MacAllister: A History of Haunts

MacAllister Hall

Photo by Amanda Palczynski

Kristina Ljujic and Heather Maricovich
Editorial Staff

You’d be hard-pressed to find a student at Carroll University who hasn’t heard one of the numerous ‘haunting’ stories about MacAllister Hall that have circulated the campus for nearly the past 70 years.

MacAllister Hall was originally built around 1895 by Carroll graduate George H. Wilbur, founder of the Wilbur Lumber Co. which went out of business in 1970. The Wilbur family lived in their home on the corner of East Ave. and College Ave. until George’s death in 1922. A newspaper account from that era described the mansion as “the handsomest and most costly in the village.”

In 1927, Lydia E. Morgan of Oshkosh donated money to the college for the purchase and renovation of the house. Named “Morgan Manor” in her honor, the building operated as the college’s library and a Civil War museum until 1942. In 1948 it was remodeled into a dormitory. It was around this time that reports of ‘ghostly’ activity started creeping up.

Nicknamed “The Morgue” by past Carroll students, Morgan Manor’s occupants over the years have reported hearing noises like doors opening and closing on their own, stairs creaking, moans and voices in the empty hallways as well as mysterious sounds that seemed to come from the walls. One morning in the 1970s, a student was reported to have woken up with a series of bloody scratches on his chest.

Images and apparitions have reportedly also been seen. Students recalled seeing the ghosts of Mr. and Mrs. Wilbur dressed in formal ball attire from the late 19th century traversing the old stairway and walking through walls as if they were following the old floor plan of the building.

Students also reported seeing Lydia Morgan walking down the stairs and through the walls, in places where doors were located prior to the renovation. According to a Waukesha Post article from 1979, Carroll College legend held that though Lydia never lived in the house, she committed suicide by hanging herself from a rafter in the attic. Though the story has never been proven true or false, some students said they had seen a female apparition with a noose around her neck in the building during the night. In other accounts, it is an unidentified male dressed in black with the noose.

The most startling account with a spirit happened in the 1970s. According to a Milwaukee Journal article from 1984, 1972 Carroll graduate Joe Kremkowski lived in the building in a single room that was built under a stairway on the first floor. Late at night and with his door closed, as he was about to drift off to sleep, he was suddenly startled to consciousness. Kremkoski described a figure at the foot of his bed that appeared to have come through the wall. The figure was dressed in a long overcoat and seemed to be middle-aged.

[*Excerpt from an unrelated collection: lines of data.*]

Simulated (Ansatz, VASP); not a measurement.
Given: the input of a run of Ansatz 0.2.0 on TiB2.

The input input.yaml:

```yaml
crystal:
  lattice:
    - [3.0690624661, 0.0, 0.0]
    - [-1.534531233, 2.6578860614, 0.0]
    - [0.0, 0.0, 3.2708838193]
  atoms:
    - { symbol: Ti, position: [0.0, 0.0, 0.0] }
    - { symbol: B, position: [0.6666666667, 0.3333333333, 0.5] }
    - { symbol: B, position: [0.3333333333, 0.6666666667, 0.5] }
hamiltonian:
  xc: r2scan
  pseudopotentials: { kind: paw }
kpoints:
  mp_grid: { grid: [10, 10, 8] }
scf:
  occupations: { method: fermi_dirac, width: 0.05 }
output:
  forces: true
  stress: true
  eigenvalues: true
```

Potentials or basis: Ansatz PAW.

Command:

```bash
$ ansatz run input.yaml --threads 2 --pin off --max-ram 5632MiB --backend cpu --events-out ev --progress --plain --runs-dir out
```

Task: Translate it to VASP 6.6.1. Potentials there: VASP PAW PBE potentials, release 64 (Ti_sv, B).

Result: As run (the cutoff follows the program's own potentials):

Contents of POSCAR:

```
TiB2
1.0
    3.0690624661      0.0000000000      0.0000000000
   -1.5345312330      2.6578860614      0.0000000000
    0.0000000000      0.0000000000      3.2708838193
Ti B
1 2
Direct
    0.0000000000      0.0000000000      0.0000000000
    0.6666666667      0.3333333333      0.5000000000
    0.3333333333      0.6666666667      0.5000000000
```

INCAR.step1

“It had a smirk on its face and it was reaching over to grab my foot,” said Kremkoski. “Not viciously or maliciously, but like it was playing a game. It appeared more than transparent, translucent maybe.”

Kremkoski bolted from bed and, in the days that followed, talked with other residents of the building and found that others had had experienced some strange phenomena there as well.

A few weeks after his encounter with the ghost, Kremkoski began to look into the history of Morgan Manor. He wrote to the Wilbur Lumber Co. and obtained a copy of a booklet published in 1950 commemorating the firm’s 75th anniversary. While paging through it, he stopped at a page with a portrait of George Wilbur’s son, Ray J. Wilbur who had held position in the company as vice-president and died in 1938.

“The person I saw in my room that night bore a striking resemblance to Ray Wilbur,” said Kremkoski.

In 1979, Carroll moved its administrative offices into the building. Presently, MacAllister Hall (Morgan Manor) is home to the Departments of History, English, Religious Studies and Languages. Some current professors, whose offices are housed in the building, have admitted sightings and sounds to this day.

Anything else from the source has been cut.